Dimensional modeling: Surrogate keys

Surrogate keys join the dimension tables to the fact table. Surrogate keys serve as an important means of identifying each instance or entity inside of a dimension table.

Reasons for using surrogate keys

Data tables in various OLTP source systems may use different keys for the same entity

It may also be possible that a single key is being used by different instances of the same entity. This means that different customers might be represented using the same key across different OLTP systems.

This can be a major problem when trying to consolidate information from various source systems. Or for companies trying to create/modify data warehouses after mergers and acquisitions. Existing systems that provide historical data might have used a different numbering system than a current OLTP system. Moreover, systems developed independently may not use the same keys, or they may use keys that conflict with data in the systems of other divisions. This situation may not cause problems when each department independently reports summary data, but can when trying to achieve an enterprise-wide view of the data.

This means that we cannot rely on using the natural primary keys of the source system as dimension primary keys because there is no guarantee that the natural primary keys will be unique for each instance. A surrogate key uniquely identifies each entity in the dimension table, regardless of its natural source key. This is primarily because a surrogate key generates a simple integer value for every new entity.

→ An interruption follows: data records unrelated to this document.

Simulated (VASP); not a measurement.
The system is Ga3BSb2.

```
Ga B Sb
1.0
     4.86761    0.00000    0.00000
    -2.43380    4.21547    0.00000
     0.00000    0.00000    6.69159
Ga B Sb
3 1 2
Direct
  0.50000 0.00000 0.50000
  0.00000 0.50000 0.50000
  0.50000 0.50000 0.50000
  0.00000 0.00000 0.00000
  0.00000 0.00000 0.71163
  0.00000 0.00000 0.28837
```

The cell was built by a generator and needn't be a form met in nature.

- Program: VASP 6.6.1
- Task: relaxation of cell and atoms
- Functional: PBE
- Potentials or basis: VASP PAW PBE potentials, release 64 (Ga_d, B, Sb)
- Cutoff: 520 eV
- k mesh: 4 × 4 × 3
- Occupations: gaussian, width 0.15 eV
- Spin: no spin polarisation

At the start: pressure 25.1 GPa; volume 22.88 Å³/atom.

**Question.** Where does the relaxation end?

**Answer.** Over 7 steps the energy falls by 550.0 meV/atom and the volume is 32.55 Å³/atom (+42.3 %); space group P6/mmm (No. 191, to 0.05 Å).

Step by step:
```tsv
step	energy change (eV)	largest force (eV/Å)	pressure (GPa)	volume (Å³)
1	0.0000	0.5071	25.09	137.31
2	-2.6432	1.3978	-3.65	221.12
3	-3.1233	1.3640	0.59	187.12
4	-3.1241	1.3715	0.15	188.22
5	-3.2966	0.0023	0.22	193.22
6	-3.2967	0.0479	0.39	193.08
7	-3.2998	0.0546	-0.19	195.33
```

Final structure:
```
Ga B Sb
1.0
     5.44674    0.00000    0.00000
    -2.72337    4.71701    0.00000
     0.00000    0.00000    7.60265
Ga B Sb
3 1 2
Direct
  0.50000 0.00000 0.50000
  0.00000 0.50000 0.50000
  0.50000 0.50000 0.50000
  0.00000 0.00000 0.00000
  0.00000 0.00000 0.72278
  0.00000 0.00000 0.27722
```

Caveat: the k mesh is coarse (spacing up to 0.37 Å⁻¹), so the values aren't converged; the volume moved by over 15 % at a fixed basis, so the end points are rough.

Surrogate keys provide the means to maintain data warehouse information when dimensions change

Surrogate keys are necessary to handle changes in dimension table attributes.

Natural OLTP system keys may change or be reused in the source data systems

Some systems have reuse keys belonging to obsolete data or for data that has been purged. However, the key may still be in use in historical data in the data warehouse, and the same key cannot be used to identify different entities.

The design, implementation, and administration of surrogate keys is the responsibility of the data warehouse team. Surrogate keys are maintained in the data preparation area during the data transformation process.

Improve performance of queries

The narrow integer surrogate keys mean a thinner fact table. The thinner the fact table, the better the performance.

Handle exception cases

If requirements need to be determined or do not apply, use a surrogate key.

Changes or realignment of measures should be carried in a separate column in the table

If data must be reviewed or summarized, regardless of the number of times it appears in a table, you should use that column as part of the surrogate key.

Avoid globally unique identifiers as surrogate keys

Globally unique identifiers are known to work well in the source OLTP systems, but they are difficult to use when it comes to data warehouses. This is primarily because of two reasons:

Globally unique identifiers use a significant amount of space compared to their integer counterparts. Globally unique identifiers take about 16 bytes each, where an integer takes about 4 bytes.
Indexes on globally unique identifiers columns are relatively slower than indexes on integer keys because globally unique identifiers are four times larger.